Google Executive Chairman Eric Schmidt speaks at the Google Big Tent event at the Grove Hotel, on the outskirts of London May 22, 2013. REUT
Google Executive Chairman Eric Schmidt speaks at the Google Big Tent event at the Grove Hotel, on the outskirts of London May 22, 2013. REUT

By Alexei Oreskovic

SAN FRANCISCO (Reuters) - The company that manages a fleet of airplanes owned and leased by Google Inc executives Larry Page, Sergey Brin and Eric Schmidt improperly bought fuel from the government at below-market rates, for a savings of up to $5.3 million according to a report released by the NASA Inspector General on Wednesday.

The 10-page report said the discounted fuel purchases were the result of a "misunderstanding" between a Defense Department fuel provider and the NASA Ames Research Center, which manages the California airfield where a Boeing 767, a military-type Alpha Jet and several other aircraft are stored.

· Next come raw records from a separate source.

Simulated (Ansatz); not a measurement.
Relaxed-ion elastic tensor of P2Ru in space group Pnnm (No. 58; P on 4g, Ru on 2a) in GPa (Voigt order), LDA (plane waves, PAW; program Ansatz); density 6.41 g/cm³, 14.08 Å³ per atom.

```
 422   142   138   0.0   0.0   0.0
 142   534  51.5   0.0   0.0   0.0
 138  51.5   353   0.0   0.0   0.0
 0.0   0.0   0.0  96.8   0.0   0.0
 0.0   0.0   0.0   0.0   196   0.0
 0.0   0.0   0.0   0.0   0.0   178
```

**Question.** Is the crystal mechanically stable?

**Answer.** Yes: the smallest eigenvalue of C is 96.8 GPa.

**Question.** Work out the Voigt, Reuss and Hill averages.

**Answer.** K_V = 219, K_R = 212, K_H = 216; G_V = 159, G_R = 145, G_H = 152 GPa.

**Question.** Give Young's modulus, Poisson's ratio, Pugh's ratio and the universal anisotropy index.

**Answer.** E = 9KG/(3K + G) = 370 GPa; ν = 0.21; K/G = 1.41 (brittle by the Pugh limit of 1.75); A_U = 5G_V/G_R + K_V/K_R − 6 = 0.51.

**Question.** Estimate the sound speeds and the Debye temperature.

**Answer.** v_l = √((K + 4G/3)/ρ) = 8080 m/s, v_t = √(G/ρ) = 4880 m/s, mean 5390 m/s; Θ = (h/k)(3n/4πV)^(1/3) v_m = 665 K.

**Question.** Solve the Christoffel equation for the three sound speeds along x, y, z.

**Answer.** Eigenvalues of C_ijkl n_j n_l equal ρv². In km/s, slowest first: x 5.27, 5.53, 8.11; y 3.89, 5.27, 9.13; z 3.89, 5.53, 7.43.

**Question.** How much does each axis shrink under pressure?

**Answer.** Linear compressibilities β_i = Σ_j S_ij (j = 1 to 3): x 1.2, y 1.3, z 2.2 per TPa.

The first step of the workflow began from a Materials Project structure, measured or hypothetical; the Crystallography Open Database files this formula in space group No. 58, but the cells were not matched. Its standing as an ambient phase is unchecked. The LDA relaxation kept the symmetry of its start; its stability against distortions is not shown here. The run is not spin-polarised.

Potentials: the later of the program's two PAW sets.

The report found that overall, NASA benefited from leasing 70,000 square feet of space to H211, the private company that manages the Google executives' aircraft. The $1.4 million a year that H211 paid NASA was at a fair market value. And NASA has flown more than 200 flights using some of the aircraft to collect climate data at no cost to the agency.

But while NASA did not lose any money on the fuel it sold to H211, the report said that H211 received a monetary benefit to which it was not entitled and recommended that NASA and H211 explore options to "remedy" the situation.

Google referred all questions to H211 Vice President Ken Ambrose, who said he was reviewing the report, which the company received Wednesday morning.

Iowa Senator Chuck Grassley, who has looked into the allegations, said NASA should seek repayment for the fuel and he has asked the Defense Department's inspector general to take a broader look at such contracts.

Google, the world's No.1 Internet search engine, has its headquarters four miles away from Mountain View's Moffett Field, which is managed by NASA Ames.

The report comes as Google and other Internet companies face criticism for what some see as abusing their hometown's infrastructure and public works.

On Monday, protesters in San Francisco temporarily blocked a private Google bus that ferries employees to company headquarters. The protesters charged that the private commuter buses clog up municipal bus stops, which they use for free.

According to the NASA report, the aviation fuel provider at Moffett Field believed that H211 was performing only NASA-related flights and therefore sold all fuel to the company at the rate reserved for Defense Department entities. Non-Defense Department entities are charged a higher rate, although the rate does not include any state or local taxes.

Roughly three out of every four of the 229 flights that H211 flew between August 2012 and July 2013 had no connection to NASA, the report said. The report estimated that H211 paid between $3.3 million and $5.3 million less for fuel since 2007 than it would have paid at market rates.

It was not clear from the report whether the airplane fuel discounts directly benefitted Google executives or the company.

A Google regulatory filing from April 2013 said that Google Executive Chairman Eric Schmidt owns 100 percent of one aircraft and 33 percent of another aircraft, both of which are used by Schmidt and other Google executives for business trips. Google reimburses Schmidt at a rate of $7,500 per hour for use of the planes, which the filing said was less than the actual operational costs incurred by Schmidt.

While the report said the discounted fuel was not the result of "intentional misconduct," the report acknowledged that it "engendered a sense of unfairness and a perception of favoritism toward H211 and its owners."

Consumer Watchdog, a non-profit organization that has been critical of Google's business practices and of the H211 arrangement, called on NASA to "evict" H211 from the facility.